SynBioDex/pySBOL3

Detect / prevent namespaces from ending with slash

Closed this issue · 11 comments

The definition of namespaces in the specification implies that they should not end with a '/', but we currently do not detect or prevent that.

I would recommend applying this both in object construction and in Document.set_namespace. If a terminal '/' is found, remove and warn.

Related to #328

Can you quote the spec, including page number in the 3.0.1 spec, where it implies that namespaces should not end with a /?

Have you seen any issues/bugs with a namespace that ends with a slash? That would help with unit tests if you have.

In the spec, Section 7.2, line 14 (page 41) gives the recommended structure for compliant URIs. It doesn't explicitly prohibit putting a '/' at the end of a URI, but it's clearly the intention given the typical conventions of URI construction. A URI can of course, have all sorts of crazy structure, so it's not prohibited, but I'd like to at least warn people when they are taking aim at their toes.

I also suppose that rather than pre-emptively stopping people, it would be fine to let it be a validation rule too.

I've just finished working through a batch of bugs of this form in SynBioDex/SBOL-utilities#49

Sorry to be dense. I still don't see what the problem is. Does pySBOL3 mishandle namespaces that end with a slash? If so, we should definitely fix that. pySBOL3 should always be using posixpath.join for assembling namespaces with other strings, as when an identity is constructed.

I see that validation rule sbol3-10102 (page 66) states:

A TopLevel URL MUST use the following pattern: [namespace]/[local]/[displayId], where namespace and displayId are required fragments, and the local fragment is an optional relative path.
Reference: Section5.1 on page 12

If this rule is taken literally, I can see your point that if the namespace ends with a / then the identity would have a double-slash. On the other hand, if we follow the spirit of this rule I feel like a namespace ending in a / is ok. This is a topic we should open up to more people before implementing a validation rule for namespaces ending in a slash.

I definitely want to pragmatically avoid the question as much as possible via path-style constructions.

It is also the case, that, to the best of my understanding, posix path construction explicitly declares multiple slashes as equivalent single slashes, while for URIs that is not the case, so we are operating in a framework that is less permissive than with paths. For paths Desktop//tmp = Desktop/tmp = Desktop/tmp/, but for URIs, these are not equal.

I think namespaces should end in a delimiter ('/', '#', or ':'). In SBOL2, all namespaces do end in a delimiter from this set. I think it is important to end with a delimiter, since there is a choice of three.

@cjmyers I think you might be talking about the serialization, rather than the data model, since SBOL2 does not have a namespace property.

I do not believe that the SBOL3 specification, as written, currently allows for anything except for '/' as a delimiter separating the namespace from the rest of a URL. For URIs other than URLs, a delimiter does not apply at all, of course.

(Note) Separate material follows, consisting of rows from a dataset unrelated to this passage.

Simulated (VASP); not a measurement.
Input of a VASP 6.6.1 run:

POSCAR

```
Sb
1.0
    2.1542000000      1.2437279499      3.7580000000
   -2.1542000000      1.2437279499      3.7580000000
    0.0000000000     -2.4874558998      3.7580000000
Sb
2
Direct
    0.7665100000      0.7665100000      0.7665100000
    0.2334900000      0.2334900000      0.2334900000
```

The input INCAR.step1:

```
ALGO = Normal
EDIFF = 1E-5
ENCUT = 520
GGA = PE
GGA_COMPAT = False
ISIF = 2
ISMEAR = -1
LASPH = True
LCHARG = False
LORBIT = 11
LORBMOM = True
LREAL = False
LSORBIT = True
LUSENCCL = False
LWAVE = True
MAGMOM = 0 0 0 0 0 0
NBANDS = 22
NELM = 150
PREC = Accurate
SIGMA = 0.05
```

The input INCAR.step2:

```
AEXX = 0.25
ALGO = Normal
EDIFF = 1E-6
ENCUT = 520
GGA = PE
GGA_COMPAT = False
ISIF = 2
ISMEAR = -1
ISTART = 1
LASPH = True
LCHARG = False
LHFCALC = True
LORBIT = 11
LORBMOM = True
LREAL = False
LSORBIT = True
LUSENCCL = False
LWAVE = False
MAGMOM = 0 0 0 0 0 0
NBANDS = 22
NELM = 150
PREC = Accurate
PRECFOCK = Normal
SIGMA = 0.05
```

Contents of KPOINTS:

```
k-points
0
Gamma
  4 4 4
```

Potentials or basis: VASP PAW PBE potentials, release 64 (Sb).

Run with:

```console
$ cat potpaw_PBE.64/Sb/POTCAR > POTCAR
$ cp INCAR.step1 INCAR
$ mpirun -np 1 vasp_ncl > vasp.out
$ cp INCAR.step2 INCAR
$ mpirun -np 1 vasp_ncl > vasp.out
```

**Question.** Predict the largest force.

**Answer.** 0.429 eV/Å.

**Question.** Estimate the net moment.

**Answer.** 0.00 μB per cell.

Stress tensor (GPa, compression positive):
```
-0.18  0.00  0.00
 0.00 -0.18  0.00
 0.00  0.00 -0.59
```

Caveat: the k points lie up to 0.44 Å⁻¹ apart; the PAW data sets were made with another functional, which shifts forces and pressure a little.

Yes, I understand this is for the namespace property. I'm not sure why we would disallow # and : as delimiters for namespaces, since they are commonly used.

Can you please point me to an example? I haven't previously seen one as an actual identity URI, as opposed to in a serialization prefixing.

In compliant URIs in SBOL2, this was not allowed. So, there are likely not many examples in the wild, except maybe SBOL1 non-compliant URIs. The question is whether or not we want to allow these delimiters in SBOL3 or not.

They would still be allowed in an SBOL3 URI, just not as the delimiter that separates a namespace from the rest of the URI.

Closing this as resolved by using URI equality rather than string equality.